Uber CEO Dara Khosrowshahi has made some big moves since replacing brash founder Travis Kalanick at the ride-hailing firm in August. He apologized in an open letter "for the mistakes we've made" after authorities in London withdrew Uber's license and hopped the pond to meet with them. He's been in talks with SoftBank about an ownership stake, according to reports. He's hired a chief legal officer from PepsiCo with a Department of Justice background to help the company navigate a maze of legal and policy issues, including a trade secrets lawsuit and discrimination complaints.

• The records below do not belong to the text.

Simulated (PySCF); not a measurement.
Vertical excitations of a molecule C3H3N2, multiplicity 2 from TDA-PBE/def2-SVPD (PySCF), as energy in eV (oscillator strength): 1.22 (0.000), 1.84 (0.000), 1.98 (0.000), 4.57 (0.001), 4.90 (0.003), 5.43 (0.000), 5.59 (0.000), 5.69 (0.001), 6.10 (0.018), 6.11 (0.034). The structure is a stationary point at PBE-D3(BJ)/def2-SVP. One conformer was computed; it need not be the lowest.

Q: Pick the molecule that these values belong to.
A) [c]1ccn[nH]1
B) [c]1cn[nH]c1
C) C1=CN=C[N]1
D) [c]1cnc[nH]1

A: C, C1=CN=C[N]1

But a seemingly small move Khosrowshahi made Tuesday could have a big impact. In a LinkedIn post, the new CEO publicly shared Uber's new cultural "norms," spelling out a list of the mantras and guidelines he hopes will drive the company as it tries to move beyond the months of controversy, leadership turnover and legal questions. It's clear, Khosrowshahi wrote, that "the culture and approach that got Uber where it is today is not what will get us to the next level. As we move away from an era of growth at all costs to one of responsible growth, our culture needs to evolve."
Axioms like "We do the right thing. Period" and "We celebrate differences" have been added to a list of values that formerly included guidelines like "always be hustlin'," engaging in meritocratic "toe-stepping" and being "superpumped" about solving big problems. Khosrowshahi acknowledged in his post Tuesday that some of these could be misunderstood -- "toe-stepping," for instance, "was meant to encourage employees to share their ideas regardless of their seniority or position in the company, but too often it was used as an excuse for being [a jerk]."
What's notable, however, isn't that Khosrowshahi outlined Uber's new values -- it's how he did it. Faced with a turnaround or cultural revamp, every new CEO offers up a list of familiar -- and often cliched -- maxims to help guide the company forward. And this move was expected: A direction to "reformulate Uber's 14 cultural values" was one of the many recommendations made by former U.S. attorney general Eric H. Holder Jr. and his law firm Covington & Burling, which investigated Uber's corporate culture after a former engineer made allegations of harassment in a blog post. Some of the values, their report said, had been identified "as having been used to justify poor behavior."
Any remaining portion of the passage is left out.